Monday, June 30, 2014

The Church Says NO



Well, I'm not surprised but Kate Kelly was excommunicated, and for apostasy no less. It what happened in Alma after many church members were divided by the teachings of Nehor. So why are we surprised when church members excommunicate someone who is trying to defy the gospel on such a grand scale. She has created a following, that is not asking for change but demanding it via media pressure and by recruiting people to a cause that is similar to a civil protest or peaceful revolution. This has the power, same as the advocacy group for the LGBT in the church, to create a schism on a large scale, one where many members will be divided and fall away.  You would think a return sister missionary, someone who has been a member almost her whole life, would understand this.

  
Despite the ruling, Kelly is still oblivious to what she is doing. It could have been ascertained from her comments leading up to this moment about how the church needs to allow women to have the priesthood in order to move boldly and confidently into the 21st century.  If I may say though, I'm not sure how caving into worldly demand constitutes a bold conversion into a new century.  Standing apart and staying true to the faith while the world bends and folds to the depraved demands of a corrupt social norm seems quite confident to me. I for one am glad for the churches ability to draw a line in the sand and say, here we stand, immovable, and if you don't like it, you are free to choose another path without us.  

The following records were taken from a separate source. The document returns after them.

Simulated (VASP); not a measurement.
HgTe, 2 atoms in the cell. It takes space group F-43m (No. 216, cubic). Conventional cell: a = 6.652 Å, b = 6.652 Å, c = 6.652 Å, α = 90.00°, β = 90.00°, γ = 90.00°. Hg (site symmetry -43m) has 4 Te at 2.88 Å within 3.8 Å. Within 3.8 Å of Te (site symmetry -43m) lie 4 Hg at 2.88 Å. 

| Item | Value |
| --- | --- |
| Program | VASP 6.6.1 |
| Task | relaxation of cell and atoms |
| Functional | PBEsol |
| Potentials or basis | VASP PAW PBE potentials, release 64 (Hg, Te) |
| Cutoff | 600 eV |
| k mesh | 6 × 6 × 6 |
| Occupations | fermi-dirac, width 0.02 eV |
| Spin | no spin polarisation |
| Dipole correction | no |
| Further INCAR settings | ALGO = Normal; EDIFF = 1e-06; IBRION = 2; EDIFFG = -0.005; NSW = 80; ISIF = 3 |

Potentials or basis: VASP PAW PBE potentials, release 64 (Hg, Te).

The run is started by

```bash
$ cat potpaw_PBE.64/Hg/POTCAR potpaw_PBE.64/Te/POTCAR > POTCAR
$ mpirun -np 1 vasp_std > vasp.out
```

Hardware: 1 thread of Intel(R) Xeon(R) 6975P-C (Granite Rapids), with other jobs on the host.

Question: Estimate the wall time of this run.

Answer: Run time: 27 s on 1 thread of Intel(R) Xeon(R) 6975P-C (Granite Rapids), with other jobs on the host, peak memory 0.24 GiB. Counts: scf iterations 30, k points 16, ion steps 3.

Kelly is behaving like a politician. She wants political power over people because alone she cannot force change when it comes to women and the priesthood, so she took this divisive issue to the public and media and all the existing followers and said to herself that she would try to use the issue to put herself in a “morally superior” position to the church leaders. 

You want political power from a position of moral authority Kelly? Go out and earn it yourself by preaching what you believe and gaining followers. Don’t try to take over someone else’s flock with what you think they should be believing in. That’s what we call apostasy.

Let Kate Kelly go, and if that saddens her, then she needs to let go of her selfish desire and get in line with the teachings of the Savior, or just go ahead and start her own church (totally within her power as an American). D&C  section 1 comes to mind, "For they have strayed from mine ordinances, and have broken mine everlasting covenant; they seek not the Lord to establish his righteousness, but every man walketh in his own way, and after the image of his own god, whose image is in the likeness of the world..." Certainly this scripture can apply to this situation, as we have seen with John Dehlin and the gay advocacy movement he leads in the church. Establish worldly pursuits and then protest against those who do not allow you to practice them, pressuring them non-stop until they conform to how you desire things to be.